What I am attempting to encourage is not revisionism but perspective. The situation between China and Taiwan has been drawn out over the years but
remains unresolved. The idea of aiding Taiwan to overthrow Communism in China is long past any possible hope of implementation. Thus the problem must
be addressed in light of the way things actually are, not how they might have been, and preferably with reason instead of bluster and saber-rattling
It is clear that Taiwan will not peaceably rejoin China unless there are some fundamental changes in China and in its policies toward Taiwan.
Legitimate and serious differences exist, and must be resolved.
I do not, never have and never will support a forced reunification of Taiwan with China. However, I can understand why China might see things
differently. There is a difference between understanding and agreement.
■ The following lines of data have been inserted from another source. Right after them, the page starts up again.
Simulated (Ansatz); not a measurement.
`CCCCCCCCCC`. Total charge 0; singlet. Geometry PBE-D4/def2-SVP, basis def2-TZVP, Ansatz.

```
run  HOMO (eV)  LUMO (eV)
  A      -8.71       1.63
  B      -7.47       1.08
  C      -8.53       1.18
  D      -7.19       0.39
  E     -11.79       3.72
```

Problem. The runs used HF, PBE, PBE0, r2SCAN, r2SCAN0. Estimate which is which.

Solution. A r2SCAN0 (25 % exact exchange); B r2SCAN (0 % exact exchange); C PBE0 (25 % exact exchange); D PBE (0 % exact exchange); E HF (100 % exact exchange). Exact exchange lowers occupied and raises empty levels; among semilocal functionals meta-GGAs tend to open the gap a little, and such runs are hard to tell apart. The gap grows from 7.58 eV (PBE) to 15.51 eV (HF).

If steps are taken to win recognition of Taiwan as an independent nation with U.N. recognition, treaties, etc., I can see where China would have a
problem with that, and why they may be willing to use violent means to prevent it. Once that threshold is crossed, any effort at reunification can be
I support the rights of the people of Taiwan and China to self-determination, but that is a sword that cuts both ways. Foreign intervention is not
self-determination, no matter how much you want to "help" (that applies to Iraq, as well, but let's keep that to other threads).
That's the way I see it, and of course I expect people to agree or disagree with my assessment as they see fit. But there it is.